All of these considerations suggest that the pendulum will swing -- and should swing -- towards an enhanced role for government in saving the market system from its excesses and inadequacies.
<unquote>
One last idea from one his columns that I want to mention is that, because Summers is still a conventional economist who worries about the long-term soundness of government finances (i.e., what happens after our stimulus has worked, and prevented depression, and sparked recovery, and inflation and the government deficit are both worries again), Summers specifically makes the argument that the best use of massive monies right now would be in investments in things that have huge front end costs but which save the government and/or the private sector money in long run. Which is why national healthcare restructuring is for him the perfect investment for this moment in time.

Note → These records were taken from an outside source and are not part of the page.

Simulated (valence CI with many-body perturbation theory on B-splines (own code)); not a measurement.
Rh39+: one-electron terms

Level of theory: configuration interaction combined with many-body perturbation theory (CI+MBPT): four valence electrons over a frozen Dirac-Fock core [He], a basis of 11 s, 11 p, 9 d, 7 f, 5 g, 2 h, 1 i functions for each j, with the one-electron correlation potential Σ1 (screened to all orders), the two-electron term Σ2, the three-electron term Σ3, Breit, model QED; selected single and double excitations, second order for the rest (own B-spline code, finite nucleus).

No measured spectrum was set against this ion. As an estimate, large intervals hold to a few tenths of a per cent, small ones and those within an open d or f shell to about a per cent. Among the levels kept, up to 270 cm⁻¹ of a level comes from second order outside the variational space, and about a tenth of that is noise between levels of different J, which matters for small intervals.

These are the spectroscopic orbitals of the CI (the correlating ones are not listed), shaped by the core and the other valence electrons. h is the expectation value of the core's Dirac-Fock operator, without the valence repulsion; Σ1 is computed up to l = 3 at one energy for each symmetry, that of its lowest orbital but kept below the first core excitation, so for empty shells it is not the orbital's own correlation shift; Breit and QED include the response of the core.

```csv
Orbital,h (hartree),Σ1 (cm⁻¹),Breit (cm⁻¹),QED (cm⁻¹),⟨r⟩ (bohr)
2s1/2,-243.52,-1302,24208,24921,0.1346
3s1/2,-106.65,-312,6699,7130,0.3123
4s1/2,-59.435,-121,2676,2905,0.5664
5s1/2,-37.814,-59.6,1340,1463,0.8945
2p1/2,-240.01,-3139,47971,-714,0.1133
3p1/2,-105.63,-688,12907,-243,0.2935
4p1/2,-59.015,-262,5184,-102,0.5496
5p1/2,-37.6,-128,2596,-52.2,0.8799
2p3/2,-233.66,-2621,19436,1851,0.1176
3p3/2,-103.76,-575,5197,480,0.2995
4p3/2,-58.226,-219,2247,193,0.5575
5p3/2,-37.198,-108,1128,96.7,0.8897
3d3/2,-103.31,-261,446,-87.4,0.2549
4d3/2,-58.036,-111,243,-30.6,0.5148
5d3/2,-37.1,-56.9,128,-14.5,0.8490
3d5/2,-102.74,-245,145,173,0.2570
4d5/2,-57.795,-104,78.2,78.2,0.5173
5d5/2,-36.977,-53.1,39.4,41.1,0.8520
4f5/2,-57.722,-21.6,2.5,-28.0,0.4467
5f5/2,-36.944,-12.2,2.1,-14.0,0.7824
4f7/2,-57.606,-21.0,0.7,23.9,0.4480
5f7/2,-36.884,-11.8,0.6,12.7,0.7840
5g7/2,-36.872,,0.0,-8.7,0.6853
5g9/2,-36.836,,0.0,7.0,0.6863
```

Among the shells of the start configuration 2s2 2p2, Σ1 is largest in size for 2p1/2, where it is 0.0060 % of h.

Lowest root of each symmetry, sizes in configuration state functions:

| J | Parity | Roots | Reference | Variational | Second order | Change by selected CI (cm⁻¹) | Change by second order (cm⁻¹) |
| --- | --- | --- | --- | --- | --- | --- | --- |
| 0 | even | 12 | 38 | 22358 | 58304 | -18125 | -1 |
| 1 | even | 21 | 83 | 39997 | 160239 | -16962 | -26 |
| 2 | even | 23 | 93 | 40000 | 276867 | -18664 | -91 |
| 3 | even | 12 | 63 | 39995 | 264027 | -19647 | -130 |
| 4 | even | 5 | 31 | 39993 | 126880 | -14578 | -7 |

The fact that he published all of this in the FT, which is a terrible outlet for influencing the progressives who most oppose him, makes me think this isn't disguising chaff, but that he's actually changed his mind, as academics are allowed to do; the thing they fear most is being ridiculed for being wrong. And the current consensus among cutting edge economists is entirely on our side about all the big issues, e.g., that massive government spending is necessary; that deregulation was a profound failure; that it is essential that healthcare and pensions should be government organized; and that the growth of inequality is a very corrosive thing. Summers also has a great excuse in his phrase "the pendulum has swung" -- he obviously feels its not his fault to be have been so wrong, rather it was an objective change in the external world. Perhaps he feels the empirical world has simply disproven what were perfectly sound theories except that they were wrong and now it's time to come up with new theories that take the results into account. And that the best strategy to prop up his reputation for brilliant arrogance is to get out in front of the new stuff rather than defend the old.
I don't mean to say that he's still not a prick and all that and that any of this would cancel out his past bad deeds. But like Volcker, it could be that at this conjunction, it's not bad for our side for him to be near the levers of power. It could even be very good. Much to my enormous surprise and with the emphasis on "could."